Observation: Like any large city, Detroit is filled with memorials for the dead. There are traditional cemeteries throughout with gorgeous headstones and mausoleums honoring the deceased. But you also see many other types that are often more personal and/or unique – small murals on the side of a building or on the back of a garage with short details about this person someone loved, large murals of famous people like Aretha Franklin playing to a broader audience, and graffiti artists honoring those people close to them, often fellow artists they respect. But the two examples that strike me harder every time are the site of dozens of identical empty alcohol bottles piled up on someone’s abandoned front porch or when tons of stuffed animals are tied to a tree in front of a home or to a fence over a highway. Both of these displays obviously represent different ages and different situations, but they both tend to make me sad because they often represent the harder parts of a city struggling with its own demons. A tombstone could represent someone who lived 100 years and had a full, wonderful life, but those Patron bottles or that teddy bear represent someone whose life was cut way too short.
Note: Substitute pic from a previous ride for the featured pic.
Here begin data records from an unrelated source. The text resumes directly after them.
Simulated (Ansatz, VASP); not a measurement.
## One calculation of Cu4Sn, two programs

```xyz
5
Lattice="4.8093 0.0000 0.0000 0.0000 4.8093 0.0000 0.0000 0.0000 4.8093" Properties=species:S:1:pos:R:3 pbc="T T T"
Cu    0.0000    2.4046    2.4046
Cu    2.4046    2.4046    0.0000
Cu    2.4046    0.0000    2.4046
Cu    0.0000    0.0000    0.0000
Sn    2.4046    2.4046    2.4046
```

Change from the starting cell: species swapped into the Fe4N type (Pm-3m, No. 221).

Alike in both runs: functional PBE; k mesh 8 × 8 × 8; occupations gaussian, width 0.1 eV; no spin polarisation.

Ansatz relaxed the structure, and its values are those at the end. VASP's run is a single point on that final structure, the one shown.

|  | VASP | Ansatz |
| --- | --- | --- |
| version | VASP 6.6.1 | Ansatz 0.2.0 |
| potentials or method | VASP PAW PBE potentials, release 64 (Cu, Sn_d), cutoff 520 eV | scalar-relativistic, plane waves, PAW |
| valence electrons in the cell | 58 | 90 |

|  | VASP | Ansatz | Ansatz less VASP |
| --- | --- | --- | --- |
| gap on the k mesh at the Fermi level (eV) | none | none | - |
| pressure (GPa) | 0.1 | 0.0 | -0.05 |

Distance: 00.00 miles (two flats, so had to start over the next morning)
D-Fact: In 1928, the Detroit Police Department sent the first successful one-way radio link between police headquarters and cruisers in the city. Detroit Patrolman Kenneth Cox and engineering student Robert L. Batts built a stable radio receiver and antenna system that changed the speed at which the police could respond to emergencies. The Detroit Police were also the first department in the nation to dispatch patrol cars regularly by radio.